Taxation: mandatory automatic exchange of information  
2013/0188(CNS) - 12/06/2013  

PURPOSE: to expand the scope of the automatic exchange of information in the field of taxation in order to better combat fiscal fraud.

PROPOSED ACT: Council Directive.

ROLE OF THE EUROPEAN PARLIAMENT: the Council adopts the act after consulting the European Parliament but without being obliged to follow its opinion.

BACKGROUND: in recent years, the challenge posed by tax fraud and tax evasion has increased considerably and has become a major focus of concern within the European Union and worldwide. An increase in the efficiency and effectiveness of tax collection is therefore urgently needed. The automatic exchange of information (AEOI) constitutes an important tool in this regard.

Council Directive 2011/16/EU on administrative cooperation in the field of taxation provides that, from 2015, Member States will exchange information automatically upon availability on five categories of income and capital: employment, directors' fees, life insurance products not covered by other Directives, pensions and ownership of and income from immovable property.

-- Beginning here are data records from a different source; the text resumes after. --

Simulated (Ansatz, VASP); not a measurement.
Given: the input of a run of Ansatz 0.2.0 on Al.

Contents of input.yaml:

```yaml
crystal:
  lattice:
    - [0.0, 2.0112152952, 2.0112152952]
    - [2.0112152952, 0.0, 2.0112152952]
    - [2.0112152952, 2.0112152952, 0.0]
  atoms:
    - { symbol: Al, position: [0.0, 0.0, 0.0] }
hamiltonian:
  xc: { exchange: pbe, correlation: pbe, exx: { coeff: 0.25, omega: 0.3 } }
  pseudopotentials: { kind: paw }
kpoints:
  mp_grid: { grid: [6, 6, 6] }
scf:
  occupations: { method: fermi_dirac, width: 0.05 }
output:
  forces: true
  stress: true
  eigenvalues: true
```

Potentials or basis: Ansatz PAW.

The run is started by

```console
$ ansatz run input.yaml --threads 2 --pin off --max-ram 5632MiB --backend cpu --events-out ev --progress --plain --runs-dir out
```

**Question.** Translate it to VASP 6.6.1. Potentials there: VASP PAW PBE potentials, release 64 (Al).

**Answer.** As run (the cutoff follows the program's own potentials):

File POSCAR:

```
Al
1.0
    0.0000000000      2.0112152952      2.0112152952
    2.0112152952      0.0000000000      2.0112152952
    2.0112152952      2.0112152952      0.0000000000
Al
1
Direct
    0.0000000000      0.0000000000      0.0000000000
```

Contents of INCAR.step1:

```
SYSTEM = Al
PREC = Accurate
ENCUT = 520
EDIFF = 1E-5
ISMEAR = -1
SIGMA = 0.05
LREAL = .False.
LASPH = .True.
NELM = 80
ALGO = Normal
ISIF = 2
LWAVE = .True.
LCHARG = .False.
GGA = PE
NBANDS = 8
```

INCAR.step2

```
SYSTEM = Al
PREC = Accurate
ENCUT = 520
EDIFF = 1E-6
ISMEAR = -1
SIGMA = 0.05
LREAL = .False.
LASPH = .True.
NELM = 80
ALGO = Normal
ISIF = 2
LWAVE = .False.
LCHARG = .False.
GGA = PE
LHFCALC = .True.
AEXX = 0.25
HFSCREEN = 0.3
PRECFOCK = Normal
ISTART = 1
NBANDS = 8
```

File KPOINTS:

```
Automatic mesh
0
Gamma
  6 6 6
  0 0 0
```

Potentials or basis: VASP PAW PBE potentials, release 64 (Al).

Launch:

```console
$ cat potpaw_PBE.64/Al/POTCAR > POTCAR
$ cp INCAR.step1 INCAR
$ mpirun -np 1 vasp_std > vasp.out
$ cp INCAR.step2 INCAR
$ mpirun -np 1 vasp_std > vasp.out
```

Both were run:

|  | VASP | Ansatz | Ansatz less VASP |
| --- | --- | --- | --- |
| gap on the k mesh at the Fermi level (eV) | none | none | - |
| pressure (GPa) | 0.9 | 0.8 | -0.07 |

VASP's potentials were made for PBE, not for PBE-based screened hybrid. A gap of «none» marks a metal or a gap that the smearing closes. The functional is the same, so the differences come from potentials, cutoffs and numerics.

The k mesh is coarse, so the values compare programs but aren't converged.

Member States have now expressed a clear wish to go beyond current levels of cooperation. The European Council of 2 March 2012 invited the Council and the Commission to develop rapidly concrete ways to improve the fight against tax fraud. On 6 December 2012, the Commission presented an Action plan to strengthen the fight against tax fraud and tax evasion. The European Council on 22 May 2013 went even further, requesting the extension of AEOI at EU and global levels with a view to fighting against tax fraud, tax evasion and aggressive tax planning.

The agreements that many governments have concluded or will conclude with the US as regards the US Foreign Account Tax Compliance Act (FATCA) have given further impetus to AEOI as a way of combating tax fraud and evasion. On 9 April 2013, France, Germany, the United Kingdom, Italy and Spain announced plans for a pilot action on AEOI using the FATCA model agreed with the US as a basis.

The European Parliament adopted a resolution on 21 May 2013 emphasising that the EU should take a leading role in discussions on the fight against tax fraud, tax avoidance and tax havens and, in particular, in relation to the promotion of automatic exchange of information.

IMPACT ASSESSMENT: most Member States wish to take speedy action to increase AEOI. It has, therefore, become exceptionally urgent to provide for a consistent and coherent EU legal framework; for this reason, no impact assessment has been prepared.

LEGAL BASIS: Article 115 of the Treaty on the functioning of the European Union (TFEU).

CONTENT: the proposal aims to amend Council Directive 2011/16/EU to expand the scope of AEOI in the EU beyond that provided for in existing EU automatic information exchange arrangements. It provides for:

  • the removal of a threshold below which a Member State may not wish to receive information from other Member States;
  • the introduction of automatic exchange of information for dividends, capital gains, any other income generated with respect to the assets held in a financial account, any amount with respect to which the financial institution is the obligor (i.e. is legally or contractually obliged to pay) or the debtor, including any redemption payments, and account balances. Information about those new items will certainly be available as financial intermediaries will be required to report it to tax administrations under the agreements that Member States have concluded or will conclude with the US as regards FATCA;
  • the review of the condition of availability to be undertaken in 2017 should be extended to all the five categories referred to in Directive 2011/16/EU so that the case for exchange of information by all Member States on all those categories be examined.

The time limits proposed for transposition and application of the new rules are 31 December 2014 and 1 January 2015 respectively, in order to align them with the dates applicable in respect of the categories of income and capital included in the existing Directive.

BUDGETARY IMPLICATION: the proposal has no budgetary implications.